Introduction

In the past few decades, 'scientists' and the world are waking up to the fact of global warming.
The main cause is man's emissions of "greenhouse gases" into the atmosphere, with carbon dioxide being the principle culprit.

Since the 1980's, one suggestion to ameliorate the effect is to increase the draw down of carbon dioxide out of the atmosphere into the oceans, where it might be stored for the long-term. The proposal relies on increasing primary productivity in the oceans in areas where there is currently minimal phytoplanktonic activity. This inactivity has been attributed to an iron deficit; so the suggestion is to dump tonnes of iron into these areas, to redress the shortage and promote phytoplankton growth.

This website addresses one proposal to extract carbon dioxide (CO2) from the atmosphere, to ameliorate global warning.

It considers

  • iron-fertilisation of the oceans, to
  • increase phytoplanktonic activity, to
  • increase CO2 draw-down from the atmosphere, to promote (possible)
  • long-term storage of carbon on the ocean-floor

Ecological problems

Whilst the theory sounds attractive, there are still far too unknowns; will it work, how will it be monitored, is it even legal?

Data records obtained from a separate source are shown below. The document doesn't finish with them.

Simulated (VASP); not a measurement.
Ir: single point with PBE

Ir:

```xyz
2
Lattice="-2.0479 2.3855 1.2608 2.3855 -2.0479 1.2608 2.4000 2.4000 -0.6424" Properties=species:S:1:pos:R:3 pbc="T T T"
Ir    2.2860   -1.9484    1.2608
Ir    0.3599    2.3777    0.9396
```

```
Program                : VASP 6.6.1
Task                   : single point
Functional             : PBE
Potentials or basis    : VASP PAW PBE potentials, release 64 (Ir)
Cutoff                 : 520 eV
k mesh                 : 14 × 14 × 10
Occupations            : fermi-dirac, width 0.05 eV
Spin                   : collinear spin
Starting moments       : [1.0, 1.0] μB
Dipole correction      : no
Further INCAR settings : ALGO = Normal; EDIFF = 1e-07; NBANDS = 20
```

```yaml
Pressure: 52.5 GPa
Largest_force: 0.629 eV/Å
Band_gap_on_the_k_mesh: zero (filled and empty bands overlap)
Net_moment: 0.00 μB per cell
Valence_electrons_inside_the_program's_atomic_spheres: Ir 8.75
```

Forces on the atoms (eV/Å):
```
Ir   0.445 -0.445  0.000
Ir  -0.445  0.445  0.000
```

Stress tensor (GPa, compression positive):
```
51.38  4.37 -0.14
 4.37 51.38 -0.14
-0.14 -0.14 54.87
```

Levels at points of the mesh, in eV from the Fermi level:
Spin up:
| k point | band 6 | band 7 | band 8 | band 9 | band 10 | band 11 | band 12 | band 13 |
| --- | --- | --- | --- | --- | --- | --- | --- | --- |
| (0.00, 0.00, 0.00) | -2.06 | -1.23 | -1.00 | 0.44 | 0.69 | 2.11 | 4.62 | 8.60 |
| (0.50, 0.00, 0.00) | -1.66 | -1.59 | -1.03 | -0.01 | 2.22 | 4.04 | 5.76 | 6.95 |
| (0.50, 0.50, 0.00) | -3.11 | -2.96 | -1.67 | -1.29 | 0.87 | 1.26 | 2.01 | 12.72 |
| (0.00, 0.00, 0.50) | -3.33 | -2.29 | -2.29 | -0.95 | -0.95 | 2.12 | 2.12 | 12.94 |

More importantly - adding tonnes of unnatural iron into oceans we do not yet understand, to intentionally change the natural marine ecology, is causing major concerns amongst environmentalists, and the oceanographic scientists - who know more than anyone else, but still not enough.
Already, ecological changes have been seen in the experiment sites; and no real proof of long-term carbon-sequestration has been found.